Mercedes says the concept you see in Munich will spawn a four-door saloon, a shooting brake and two SUVs. The first of those will be the four-door coupe, and we’ll see that towards the end of 2024.
What’s a platform?
The new electric revolution costs money, and that means brands are looking to funnel their R&D cash into a one-size-fits-all solution that can be adapted for various models. EVA2 is the current version of Mercedes’s bespoke electric-car underpinnings. It’s what sits beneath the big, luxurious EQS saloon and the slightly smaller, slightly less luxurious EQE saloon, which has a wheelbase 90mm shorter than the EQS’s, and 10 battery modules rather than 12.
EVA stands for electric vehicle architecture, and the 2 signifies that it’s a generation (or half a generation) on from EVA1 and EVA1.5. That actually undersells it, as those earlier versions were adapted from combustion-car platforms whereas EVA2 was designed from the off as an electric-only architecture – and it shows.
Earlier electric Mercs – the GLC-based EQC, the A-Class-based EQA and B-Class-based EQB – are compromised by proportions that make sense when there’s a big engine up front and the accompanying transmission hardware, plus a fuel tank up the back. EVA2, by contrast, is all about having batteries under the seats and an electric motor on the rear axle, or one on each axle, with no physical connections between front and rear axles.
The result is a shorter, lower bonnet – which can look weird on the EQS, certainly when compared to the S-Class, which shares the EQS’s ambitions of providing smooth, quiet, luxury driving, but does not share any of its platform. That shorter bonnet, combined with shorter front and rear overhangs, means that a car of similar length can have a roomier interior.
EVA2 is available in a variety of different sizes, but it’s not infinitely stretchable or shrinkable. The production offshoot of the acclaimed EQXX concept – essentially an all-electric replacement for the C-Class – is likely to be built on MMA, created especially for compact and mid-size electric vehicles.
What’s more, the EQXX isn’t just a concept – and lots of the technology used in the concept will be taken to production in some form. ‘That’s like 2425 timeframe, where we see most of the components out of the EQXX,’ Schafer told CAR magazine at the 2023 CES show. ‘So the battery more or less will be the one that we see in EQXX, the Mercedes E-drive, which is the first Mercedes e-drive, we ever did, an in-house design. That’s the one running in the EQXX platform,’ he continued.
‘There are many elements – solar roof and so on – many details on this car will be on that platform.’
‘So, in short: the motor, the battery technology, the cell technology, and part of the inverter elements are definitely in the in the next generation. And there’s more even on the infotainment side; our engineers’ imaginations went wild and came up with this seamless pillar-to-pillar screen, which is something I am going to transfer into series production.

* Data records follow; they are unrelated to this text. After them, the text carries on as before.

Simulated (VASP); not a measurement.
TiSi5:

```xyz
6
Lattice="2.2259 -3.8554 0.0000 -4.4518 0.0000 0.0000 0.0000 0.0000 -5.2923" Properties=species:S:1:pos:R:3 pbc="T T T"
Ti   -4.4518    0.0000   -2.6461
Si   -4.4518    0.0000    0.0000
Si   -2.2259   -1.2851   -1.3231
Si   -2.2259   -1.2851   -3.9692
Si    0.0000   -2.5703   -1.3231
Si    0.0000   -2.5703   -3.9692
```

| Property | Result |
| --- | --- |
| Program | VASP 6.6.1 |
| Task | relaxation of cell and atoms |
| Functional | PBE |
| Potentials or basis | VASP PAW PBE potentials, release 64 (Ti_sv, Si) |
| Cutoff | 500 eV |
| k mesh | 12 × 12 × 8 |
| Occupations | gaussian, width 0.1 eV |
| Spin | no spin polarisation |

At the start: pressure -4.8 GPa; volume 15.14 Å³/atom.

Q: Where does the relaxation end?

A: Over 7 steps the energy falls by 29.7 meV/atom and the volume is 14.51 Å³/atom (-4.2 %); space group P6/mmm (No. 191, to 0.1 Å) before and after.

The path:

What about AMG, or Maybach?
‘In our transformation to all electric, we’re now in full development of a fully dedicated electric architecture for AMG, from the ground up. That will be some time towards the end of 2025 when that will hit the market,’ said Mercedes boss Ola Källenius at the FT Future of the Car conference.
‘You will have a Maybach fully electric version by the middle of next year. The G-Wagon, I recently drove a prototype of the powertrain of it, down in Graz where we develop and make these vehicles, and went for some serious off-roading. Came off that test drive and said off-roading in the future is definitely electric, and it will be as far as the G is concerned in the middle of 2024.’
Mercedes CEO on the future
‘We’re well under way with the transformation. We’re in the first wave of the product offensive, which will be followed by an even larger second wave,’ said CEO Ola Källenius at the FT Future of the Car conference. ‘Last year we made the decision to go all in on electric and get the transformation done in this decade, with the attitude to make the market, not just wait for the market.’
‘The biggest decision that we made, from the year 2025 forward all new architectures from Mercedes-Benz will be electric only,’ he added. ‘That will put us in a position by the end of this decade to serve markets 100 per cent if they are ready, and we will do our best to make them ready.’
‘For the big game of transformation all the way to electric there are other things that we need to watch – lithium, nickel and so on, things that we need for the battery materials. There substantial investment is necessary if the pace towards electrification is going to accelerate. Next to solving the problems that are here and now, we’re also looking at the long term and trying to lock up our supply chain for a dominant electric world.’